On May 11, the U.S. government rolled out the red carpet — literally — for 59 white Afrikaners, descendants of Dutch and German colonizers who enforced South Africa’s brutal apartheid regime. They arrived at Dulles Airport aboard a private jet, funded by American taxpayers, and were welcomed by top officials from the Trump administration’s State and Homeland Security departments. These immigrants didn’t arrive as refugees escaping persecution or genocide; they rolled into the U.S. wheeling designer luggage, looking more like luxury tourists than asylum seekers.
Yet, they were granted “Priority 1” refugee status — a designation typically reserved for people fleeing war zones and imminent death. This wasn’t a humanitarian gesture. It was a political performance.

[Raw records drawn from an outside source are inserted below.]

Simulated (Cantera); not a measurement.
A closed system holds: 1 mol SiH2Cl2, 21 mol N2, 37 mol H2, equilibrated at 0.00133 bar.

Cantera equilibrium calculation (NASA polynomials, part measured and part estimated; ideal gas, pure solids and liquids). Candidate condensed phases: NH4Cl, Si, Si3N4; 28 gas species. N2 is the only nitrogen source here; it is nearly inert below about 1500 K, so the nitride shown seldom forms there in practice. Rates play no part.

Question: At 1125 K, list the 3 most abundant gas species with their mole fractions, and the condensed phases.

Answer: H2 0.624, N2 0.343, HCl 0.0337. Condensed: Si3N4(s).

The very next day, May 12, Secretary of Homeland Security Kristi Noem announced the end of Temporary Protected Status (TPS) for Afghans in the U.S., even as Afghanistan remains under Taliban rule with ongoing reprisal killings. Haitians, too, have seen their TPS revoked, despite the U.S. government’s own warnings not to travel to Haiti due to unchecked gang violence.
This is not an immigration policy; it’s a glaring double standard — a re-definition of asylum rooted not in need or threat, but in race.
Let’s be clear: White South Africans are not persecuted. They are not fleeing genocide. They are not stateless. Despite making up just 7% of South Africa’s population, they own more than 70% of the land and maintain outsized control over the economy. That’s not oppression. That’s privilege — colonial, entrenched privilege.
Trump’s decision to designate these arrivals as refugees isn’t rooted in compassion; its ideology dressed up as policy; a calculated move to reward whiteness and solidify an America he imagines — white, powerful, and dominant.
Remember that in 2018, Trump famously questioned why the U.S. accepts immigrants from “shithole countries,” naming Haiti, El Salvador, and African nations, and asking instead for more people from places like Norway. Fast-forward to 2025, and Trump is making that racist fantasy a reality — only now, it’s white South Africans standing in for Norwegians.
Meanwhile, Black and brown immigrants — those fleeing real persecution in countries like Haiti, Venezuela, and Afghanistan — are being pushed out, locked up, or ignored.
South Africa’s own government and international experts have debunked Trump’s claims of a “white genocide.” There is no crisis of land seizures in South Africa. The so-called “Expropriation Act” has yet to trigger a single land grab. Most victims of farm attacks, in fact, are Black.
This isn’t refugee resettlement. It’s white nationalism in practice; a protest against multiracial democracy. A message loud and clear: white grievance matters more than Black suffering.
And it’s part of a larger strategy. Trump isn’t just importing immigrants — he’s importing voters who will maintain the status quo. With white Americans expected to become a minority by 2044, this is racial gerrymandering on an international scale.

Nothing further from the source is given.